New: The stats project is moving to a wiki.

HOW I RIP SCRIPTS AND PROCESS STATS FOR THEM

Before we start

You need Python 3, 64-bit Java, and a Bash prompt. If you don't know what that means, you can't use this guide. By the way, I use windows for this, not linux.

Getting the files

Step 1: Buy the game. Otherwise borrow it from a friend. Legally.

Step 2: Identify the game engine. It might be listed on the tlwiki tools page or the tlwiki eroge script sizes page.

Sometimes games have dedicated translation tools on the tlwiki tools page. In this case, great. There's an 80% chance that the script format is usable to us. Sometimes, however, the format is crappy, and you have to use the extraction tools as documentation on how the engine stores stuff and make your own tools. Programmers only need apply.

If there are no tools for your game, first, see if the scripts can be extracted with arc_unpacker or garbro. If they are not, use google. As a final resort, open the archives with a hex editor and see whether the format is trivial or not. If it is, you can ask a programmer to make an unpacker for you.

I haven't kept track of all the script extraction tools I've made over the months, if you want one of them, ask for it on DJT.

Once you have the files

If you have something resembling a web novel with crappy markup, skip this section. If you have a binary file, you need to decompile the script. If you have program code text, you need a parser to extract just the dialogue from it. If there is no decompiler or parser for your game's scripts, you're going to have to make your own, ask a programmer, or give up.

Once you have something resembling a simple script

Once the script is plain text in a good format, you have to remove any residual markup. vnscripts excludes all names, puts dialogue in simple quotes (i.e. 「」), and puts ruby text inside 《》. If ruby text is not removed or specifically placed inside 《》, statistical analysis will give crappy results. Use regexes for this. If the script is decompiled or parsed, do it during that process if possible, it's easier to get it right.

Line wraps must be ignored, even if they're hardcoded into the original script. Line wraps are when the script goes to a new line in the middle of a sentence. If you do not ignore line wraps, statistical analysis will give crappy results. However, going to a new line after the end of a sentence (a "line break") is correct and desired, if the original VN is formatted that way.
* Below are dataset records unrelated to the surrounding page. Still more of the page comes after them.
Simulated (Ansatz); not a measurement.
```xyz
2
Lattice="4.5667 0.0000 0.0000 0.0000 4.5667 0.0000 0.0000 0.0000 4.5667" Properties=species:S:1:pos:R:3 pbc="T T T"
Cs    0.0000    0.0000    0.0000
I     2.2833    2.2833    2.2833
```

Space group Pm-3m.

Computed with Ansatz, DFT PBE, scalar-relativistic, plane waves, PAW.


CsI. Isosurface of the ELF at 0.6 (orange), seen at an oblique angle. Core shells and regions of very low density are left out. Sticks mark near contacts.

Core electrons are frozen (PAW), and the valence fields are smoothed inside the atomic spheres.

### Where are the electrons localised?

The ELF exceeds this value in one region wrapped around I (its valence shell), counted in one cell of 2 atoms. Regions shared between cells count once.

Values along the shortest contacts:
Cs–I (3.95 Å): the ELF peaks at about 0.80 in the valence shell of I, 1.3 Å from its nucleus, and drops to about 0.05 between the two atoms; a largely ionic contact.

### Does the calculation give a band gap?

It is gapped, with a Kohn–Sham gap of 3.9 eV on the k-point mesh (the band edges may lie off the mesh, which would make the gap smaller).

Finally, all scripts must be converted to utf-8 without a BOM if they're not already in that format.

Running the scripts

You need python 3 and 64-bit java.

The processing scripts can be found here. This includes several VN scripts so you can Just Do It to make sure it works. Run fullredo.sh to generate two frequency lists for each script ("count" excludes certain types of words, "altcount" doesn't) and table.html, the stats table. This will take several minutes, maybe ten minutes if you have an old computer. VNFreqList.tsv was generated with normalizer.jar on the "count" directory of frequency .tsv files, excluding frequency .tsv files under 400ish KB. BCCWJ_frequencylist_suw_ver1_0.tsv is credited to NINJAL.